Today, with commercial crew and cargo transportation systems online, the ISS is busier than ever. The ISSNL, responsible for utilizing 50 percent of NASA’s resources aboard the ISS, hosts hundreds of experiments from other Government agencies, academia, and commercial users to return benefits to people and industry on the ground. Meanwhile, NASA’s research and development activities aboard are advancing the technologies and procedures that will be necessary to send the first woman and first person of color to the Moon and the first humans to Mars.
The ISS is entering an era of robust commercial use, taking advantage of the utilities provided by the ISS to develop the capabilities industry needs to move from being dependent on NASA for space station utilization to providing the platforms) the Agency will need to continue its mission in LEO after the lifetime of the ISS. Commercial crew and cargo transportation are well known examples of the commercial ecosystem supporting ISS, and today they provide the vital lifeline from Earth to the ISS. Perhaps less known are over 20 commercial facilities operating aboard ISS today – including a 3D printer, a bioprinter, external Earth observation and materials platforms, and an airlock – that are available for use by both NASA and other paying customers. Commercial engagement is one step towards ensuring space continues to thrive beyond ISS. NASA awarded the use of an ISS docking port to Axiom Space, which plans to attach a series of commercial modules that will eventually detach to become a LEO free-flying destination.
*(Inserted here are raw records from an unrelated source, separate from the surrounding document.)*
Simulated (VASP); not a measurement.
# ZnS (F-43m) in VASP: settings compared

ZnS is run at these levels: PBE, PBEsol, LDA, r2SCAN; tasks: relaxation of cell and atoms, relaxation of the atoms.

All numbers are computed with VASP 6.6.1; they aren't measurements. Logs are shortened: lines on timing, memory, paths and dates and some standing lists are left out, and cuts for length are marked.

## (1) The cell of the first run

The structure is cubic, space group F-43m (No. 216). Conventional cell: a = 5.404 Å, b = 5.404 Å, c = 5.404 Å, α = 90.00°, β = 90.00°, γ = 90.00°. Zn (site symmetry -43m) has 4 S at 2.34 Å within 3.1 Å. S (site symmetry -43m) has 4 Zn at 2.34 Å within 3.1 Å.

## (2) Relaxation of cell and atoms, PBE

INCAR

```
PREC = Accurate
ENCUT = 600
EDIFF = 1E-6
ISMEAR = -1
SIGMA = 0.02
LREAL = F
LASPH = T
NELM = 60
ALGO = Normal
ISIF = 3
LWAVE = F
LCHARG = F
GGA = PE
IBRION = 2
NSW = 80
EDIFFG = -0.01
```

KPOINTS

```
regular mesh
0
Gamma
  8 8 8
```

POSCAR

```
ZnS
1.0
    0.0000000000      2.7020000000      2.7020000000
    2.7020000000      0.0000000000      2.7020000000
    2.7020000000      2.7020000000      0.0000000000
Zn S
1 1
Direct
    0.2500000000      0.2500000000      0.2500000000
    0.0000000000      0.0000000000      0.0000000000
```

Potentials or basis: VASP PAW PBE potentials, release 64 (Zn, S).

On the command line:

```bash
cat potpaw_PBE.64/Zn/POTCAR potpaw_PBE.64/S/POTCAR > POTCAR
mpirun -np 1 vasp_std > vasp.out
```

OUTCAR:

NASA has also signed agreements with three U.S. companies (Blue Origin of Kent, Washington; Nanoracks LLC of Houston, Texas; and Northrop Grumman Systems Corporation of Dulles, Virginia) to develop commercial destinations in space that go directly to orbit, i.e., free-flyers. The awards, along with the Axiom concept, are the first part of a two-phase approach to ensure a seamless transition of activity from the ISS to commercial destinations. During this first phase, private industry, in coordination with NASA, will formulate and design CLD capabilities suitable for potential Government and private sector needs. The first phase is expected to continue through 2025. For the second phase of NASA’s approach to a transition toward CLDs, the Agency intends to certify for NASA crew member use CLDs from these and potential other entrants, and ultimately, purchase services from destination providers for crew to use when available.
It is NASA’s goal to be one of many customers of commercial LEO destination services, purchasing only the goods and services the Agency needs. CLDs, along with commercial crew and cargo transportation, will provide the backbone of the human LEO ecosystem after the ISS retires.
The ISS provides the United States with capabilities in space that are currently unmatched. NASA leads a team of five space agencies representing 15 countries, offering high-profile opportunities for U.S. leadership in civil and robotic spaceflight, along with other important priorities that accompany flying humans in space, such as space situational awareness, orbital debris mitigation, and spectrum management. At a time when other nations are seeking to expand their abilities to operate in space, the ISS remains the sole example of how an international team can productively and successfully cooperate over the course of decades in space. A major goal of NASA is to expand our international partnerships during and after the transition to CLDs.
The ISS has five major mission goals, each of which should realize significant advances in the next decade:
- Enable deep space exploration [Section 3.11];
- Conduct research to benefit humanity [Section 3.21];
- Foster a U.S. commercial space industry [Section 3.3];
- Lead and enable international collaboration [Section 3.4]; and
- Inspire humankind [Section 3.5].
The extension of ISS operations through 2030 is a decision that is intended to continue to return these benefits to the United States and to humanity as a whole, while preparing for a seamless transition of the suite of LEO mission capabilities to one or more commercially-owned and -operated LEO destinations that will follow after the ISS. The United States On-Orbit Segment (USOS) and Functional Cargo Block (FGB) life extension analyses for the time period through 2028 have been completed with no issues identified that would preclude extension through 2030. Roscosmos has formally completed extension analyses for the time period through 2024 and will begin work on analyzing extension through 2030. Indeed, the ISS itself has been recently upgraded with a new commercial airlock, a new Russian research and docking module, and several power systems upgrades that will operate for the life of the vehicle. While the ISS will not last forever, NASA expects to be able to operate it safely through 2030.
It is in the interests of the United States that a seamless transition be made from ISS to one or more future CLDs such that no gap in the Government’s ability to use low Earth orbit space platforms is experienced. A gap could jeopardize the strong network of international partnerships that have matured over the last two decades. Operating ISS through 2030 gives NASA and our U.S. industry partners the time necessary to bring one or more CLDs online in the late 2020s, concurrent with ISS operations, to ensure these new capabilities can meet the needs of the Agency, its partners, and the Nation.